I am reminded of a passage that describes SSG Newman.

"Woe to me!" I cried. "I am ruined! For I am a man of unclean lips, and I live among a people of unclean lips, and my eyes have seen the King, the LORD Almighty."

Then one of the seraphs flew to me with a live coal in his hand, which he had taken with tongs from the altar. With it he touched my mouth and said, "See, this has touched your lips; your guilt is taken away and your sin atoned for."

Then I heard the voice of the Lord saying, "Whom shall I send? And who will go for us?"

And I said, "Here am I. Send me!

Isaiah 6: 5-8

We here at the Tarin Kowt PRT send our deepest condolences to the Newman family. We won’t forget him and I regret not having met him. We will carry on the fight and will always remember SSG Newman’s sacrifice. Those of us who knew SSG Newman are proud to have served with him. We have picked up our guns and are now back at work. We are carrying on with our duty, just like SSG Newman would want us to.

God bless you and your family. God speed, SSG Clinton Newman.

CPT NightHawk


Dissent and Tolerance

I have been remiss in not posting to this blog and for that I apologize. It is so cliché to say that I have been busy yet what else can I say? When you are performing two or three staff functions plus extra duties, you pretty much run out of time. Anyway, on with the blog

Right now the big thing in the world is that a bunch of people who are Muslim are upset over cartoons that were published by a newspaper in Denmark. Interestingly enough, these cartoons were published last September as described in this article by Jack Kelly. The Muslim world didn’t get into an uproar until an imam from Denmark traveled the Muslim world showing the cartoons plus a few that weren’t published.

Mark Steyn commented in his article that it is amazing that in a poor Middle Eastern country you can obtain a Danish flag and burn it. If I were to protest something that Yemen did (like let the planner for the attack on the USS Cole escape) in Jefferson City, MO, I would be hard pressed to find a Yemeni flag to torch in front of the Post Office/Courthouse!

So what’s my perspective on this whole mess? While I agree with positions Mr. Steyn and Mr. Kelly staked out in their articles, Ralph Peters’ article is very compelling, especially after spending time in an Islamic country.

There is a point where we all have to agree to disagree. In modern Western democracies, we can yell and scream at each other until we are blue in the face yet still break bread with each other. I personally know this because I have engaged in verbal combat with many people in Jefferson City yet I am still invited to their homes and spend time with their families to eat, drink, and be merry. Maybe they enjoy the company of my bride more or they like the food I bring, who knows but God bless you all!

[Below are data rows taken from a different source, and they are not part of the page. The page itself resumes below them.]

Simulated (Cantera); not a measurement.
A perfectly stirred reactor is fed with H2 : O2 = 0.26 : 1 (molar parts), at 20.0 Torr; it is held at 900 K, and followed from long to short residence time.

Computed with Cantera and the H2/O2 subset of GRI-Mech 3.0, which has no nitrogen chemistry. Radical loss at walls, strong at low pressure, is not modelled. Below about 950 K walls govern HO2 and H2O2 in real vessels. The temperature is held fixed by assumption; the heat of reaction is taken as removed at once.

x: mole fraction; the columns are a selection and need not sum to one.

That is not the case in many Islamic countries. Dissent is not tolerated. My personal observations here tell me that while Afghanistan has come a long way, it still has a long way to go. So far, politicians haven’t gunned each other down in the Wolesi Jirga (the legislature) but there is still an active insurgency prosecuted by people who do not want to participate in the give and take of a democracy. In short, these guys aren’t tolerant of others views and will brook no dissent.

James Pinkerton in his article focuses on how multiculturalism is to blame for the mess. It is hard to be tolerant when you have some loudmouth screaming “more 9/11’s” when he can’t protest in his home country and he is advocating the destruction of your family. When my bride and I talked about this when I called home I pretty much said “screw em, if they can’t develop a thicker skin then they will never have a culture that will function in a democratic society”. I still believe that, but this whole mess over the cartoons misses the point and the article by Ralph Peters brings it home.

Instead of attacking the Muslim community over it’s treatment of women, it’s unwillingness to allow other religions to exist within their countries, or it’s denial of the occurrence of the Holocaust, they make a gratuitous attack on the centerpiece of the Muslim faith.

How many people remember the controversy back in the 1990’s about the Federal Government funding an art exhibit where there was a depiction of the Crucifix in a jar of urine? Or the uproar over the movie that had Jesus having sexual relations with Mary Magdelene? While the glitterati amused themselves by supporting these examples of “artistic expression”, many people in “fly over country” were clearly not amused.

I do have some sympathy for the Muslims, only because as a Christian I do not enjoy seeing my faith ridiculed by people who think they are superior to me. Having said that, I draw the line at calling for the death of people I do not agree with.

Democracy is not for the faint of heart. You have to have a thick skin, discipline, and a willingness to engage your opponent face to face verbally and having to listen to the vitriol that others say about you. What we are seeing here are the Europeans missing the mark by picking the wrong fight and Muslims demonstrating yet again that they still have a lot to learn about dissent and tolerance.